However the problem is, when old_addr=915256 and delta=-6472064, the new_addr becoms 18446744069414584325

to fix that I have to check some things:

 if ( delta < 0 ) {
if ( old_addr < abs(delta) )
   new_addr = 0;
    else   
       new_addr = old_addr + delta;
 }

Is there a better and efficient way?

share|improve this question
    
I hope there is an else before the second new_addr... Otherwise you return to the original problem :-) – xanatos Mar 9 '12 at 8:49
    
right.... edited the post – mahmood Mar 9 '12 at 8:54
    
Given that you've called these variables _addr, are they memory addresses? If so, you should be using intptr_t (which is signed) and ptrdiff_t for delta. – Fred Foo Mar 9 '12 at 14:49
up vote 2 down vote accepted

The question is what values old_addr and new_addr can take. And why they are uint64_t, rather than simply int. The simplest expression would be:

new_addr = old_addr + std::min( delta, -static_cast<int>( old_addr ) );

, but if old_addr can be greater than INT_MAX, this won't work. Otherwise, the rules of mixed signed/unsigned arithmetic in C/C++ are such that you're probably safest using explicit ifs, and not risking any mixed arithmetic before being sure of the values.

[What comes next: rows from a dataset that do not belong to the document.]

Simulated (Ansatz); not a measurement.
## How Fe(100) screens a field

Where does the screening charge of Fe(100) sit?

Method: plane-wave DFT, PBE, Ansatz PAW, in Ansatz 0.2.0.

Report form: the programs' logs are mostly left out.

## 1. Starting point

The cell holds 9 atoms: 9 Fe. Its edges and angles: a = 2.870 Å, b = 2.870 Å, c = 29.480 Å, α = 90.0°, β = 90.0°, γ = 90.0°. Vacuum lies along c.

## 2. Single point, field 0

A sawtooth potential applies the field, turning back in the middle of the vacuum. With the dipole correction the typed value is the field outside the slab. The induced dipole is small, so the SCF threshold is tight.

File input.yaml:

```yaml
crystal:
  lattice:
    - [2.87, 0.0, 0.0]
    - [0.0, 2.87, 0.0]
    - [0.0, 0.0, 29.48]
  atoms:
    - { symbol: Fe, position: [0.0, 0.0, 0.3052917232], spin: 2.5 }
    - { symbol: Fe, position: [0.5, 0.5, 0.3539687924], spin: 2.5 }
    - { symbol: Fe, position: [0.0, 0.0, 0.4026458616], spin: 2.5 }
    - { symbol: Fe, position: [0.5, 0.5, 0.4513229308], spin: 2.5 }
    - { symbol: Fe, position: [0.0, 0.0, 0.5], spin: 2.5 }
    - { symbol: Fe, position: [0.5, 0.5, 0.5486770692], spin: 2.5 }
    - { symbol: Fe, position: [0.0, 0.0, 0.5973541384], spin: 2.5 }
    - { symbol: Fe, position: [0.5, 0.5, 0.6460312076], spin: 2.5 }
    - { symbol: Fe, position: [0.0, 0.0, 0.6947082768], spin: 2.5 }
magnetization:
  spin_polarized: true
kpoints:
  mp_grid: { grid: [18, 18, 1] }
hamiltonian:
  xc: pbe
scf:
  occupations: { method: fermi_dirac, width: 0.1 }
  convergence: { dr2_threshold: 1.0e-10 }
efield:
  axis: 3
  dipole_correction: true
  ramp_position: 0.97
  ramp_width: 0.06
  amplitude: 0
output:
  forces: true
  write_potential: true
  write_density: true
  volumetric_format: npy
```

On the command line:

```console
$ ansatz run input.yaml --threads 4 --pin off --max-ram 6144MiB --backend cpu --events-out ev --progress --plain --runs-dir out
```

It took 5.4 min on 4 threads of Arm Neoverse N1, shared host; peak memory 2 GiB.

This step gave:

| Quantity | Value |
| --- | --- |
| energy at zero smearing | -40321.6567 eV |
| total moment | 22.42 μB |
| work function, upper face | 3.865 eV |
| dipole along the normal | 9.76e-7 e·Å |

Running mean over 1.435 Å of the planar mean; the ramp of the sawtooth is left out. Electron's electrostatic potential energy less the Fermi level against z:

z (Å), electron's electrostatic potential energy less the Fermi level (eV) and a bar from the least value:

And note that on most machines, abs( delta ) will still be negative if delta is equal to INT_MIN. To correctly handle all of the cases, you'ld need something like:

if ( delta > 0 ) {
    new_addr = std::numeric_limits<uin64_t>::max() - delta > old_addr
            ?   old_addr + delta
            :   std::numeric_limits<uint64_t>::max();
} else if ( delta < 0 ) {
    new_addr = old_addr != 0 && -(delta + 1) < old_addr - 1
            ?   old_addr + delta
            :   0;
} else {
    new_addr = old_addr;
}

(Just off the top of my head. There could easily be an off by one error in there.)

share|improve this answer

This is called saturated addition, and some processors have special machine instructions for that. You could extract that code into an inline function, and depending on the target execution environment, use the machine instruction.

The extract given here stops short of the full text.